No Dashboard Is Better Than a Wrong One

What’s worse: Driving a car with no gas gauge or driving one with a gauge that’s incorrect?

The answer is obviously driving a car with an incorrect gas gauge is far worse. When there is no gas gauge or one you know does not work, you know not to trust it. You fill up more frequently without even looking at the gauge. But when you think a gauge is right and it is really wrong, that is when you are likely to end up on the side of the road calling for help.

Multiple times in leadership I have seen the struggles that an incorrect dashboard creates. Here are 3 reasons why an incorrect dashboard is worse than no dashboard:

1. An incorrect dashboard creates more confusion than no dashboard.

A speaker has a countdown timer that is in error. She knows it is wrong and frantically searches for a clock as she speaks so she can do the math in her head, while still speaking, to try and determine how much time she actually has left to deliver the message. She gets off the platform and sighs because she felt distracted the entire time she spoke. She wishes she had just asked for the big countdown clock to be turned off.

2. An incorrect dashboard wastes more time than no dashboard.

A team gathers together for a meeting and spends hours building a strategy to respond to data they are seeing (it could be a percentage of people in small groups, the number of attendees serving, or some other metric). They later find out that they built a strategy in response to an inaccurate viewpoint. They all wonder, “The report was not accurate, so how sound is our strategy?”

3. An incorrect dashboard leads to bad decisions more than no dashboard.

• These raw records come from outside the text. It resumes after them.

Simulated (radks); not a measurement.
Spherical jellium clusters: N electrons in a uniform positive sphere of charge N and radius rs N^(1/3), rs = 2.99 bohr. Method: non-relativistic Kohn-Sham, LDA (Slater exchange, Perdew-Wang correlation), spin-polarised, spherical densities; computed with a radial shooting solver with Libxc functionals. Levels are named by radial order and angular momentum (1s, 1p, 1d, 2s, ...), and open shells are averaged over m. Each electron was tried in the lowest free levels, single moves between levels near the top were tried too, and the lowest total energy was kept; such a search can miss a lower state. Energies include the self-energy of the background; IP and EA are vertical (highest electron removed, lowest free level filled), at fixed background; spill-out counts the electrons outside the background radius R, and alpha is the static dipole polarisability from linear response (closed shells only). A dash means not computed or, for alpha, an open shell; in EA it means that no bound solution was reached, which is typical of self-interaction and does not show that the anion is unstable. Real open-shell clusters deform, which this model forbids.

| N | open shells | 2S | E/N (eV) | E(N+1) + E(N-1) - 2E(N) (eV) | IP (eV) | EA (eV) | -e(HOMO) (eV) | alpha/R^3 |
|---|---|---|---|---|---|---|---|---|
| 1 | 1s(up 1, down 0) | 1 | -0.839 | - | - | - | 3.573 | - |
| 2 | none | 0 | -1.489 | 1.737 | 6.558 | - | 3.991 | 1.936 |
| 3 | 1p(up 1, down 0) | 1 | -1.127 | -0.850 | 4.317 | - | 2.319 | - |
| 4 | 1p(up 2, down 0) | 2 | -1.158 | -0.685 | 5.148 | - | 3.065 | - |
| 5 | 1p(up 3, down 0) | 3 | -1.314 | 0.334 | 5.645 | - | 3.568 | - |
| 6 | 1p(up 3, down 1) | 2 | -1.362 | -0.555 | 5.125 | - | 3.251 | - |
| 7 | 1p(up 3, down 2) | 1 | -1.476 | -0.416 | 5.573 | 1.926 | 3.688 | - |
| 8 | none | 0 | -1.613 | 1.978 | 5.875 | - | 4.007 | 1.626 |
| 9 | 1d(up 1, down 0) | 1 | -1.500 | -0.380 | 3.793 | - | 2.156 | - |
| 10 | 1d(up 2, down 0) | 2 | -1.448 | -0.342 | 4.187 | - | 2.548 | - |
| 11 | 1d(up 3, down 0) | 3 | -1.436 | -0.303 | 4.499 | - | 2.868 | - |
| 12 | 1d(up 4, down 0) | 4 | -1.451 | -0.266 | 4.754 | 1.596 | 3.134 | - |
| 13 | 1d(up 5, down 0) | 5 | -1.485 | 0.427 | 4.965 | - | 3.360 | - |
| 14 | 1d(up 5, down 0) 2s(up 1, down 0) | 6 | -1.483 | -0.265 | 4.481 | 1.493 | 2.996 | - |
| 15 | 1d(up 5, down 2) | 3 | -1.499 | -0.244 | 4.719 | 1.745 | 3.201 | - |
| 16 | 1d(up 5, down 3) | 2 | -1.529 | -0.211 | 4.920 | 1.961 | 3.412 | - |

A leader brings some incorrect or incomplete information to a meeting, and the information is used in financial decision-making (more staff, more resources, etc.). Later it is discovered that the view lacked objectivity and the decisions that were made were not made looking at reality.

Implication: Leaders, fewer dashboards and fewer reports are better. They prevent paralysis and increase accuracy. The more dashboards and the more reports, the more likely energy is diffused and time is wasted while both creating and reading the reports.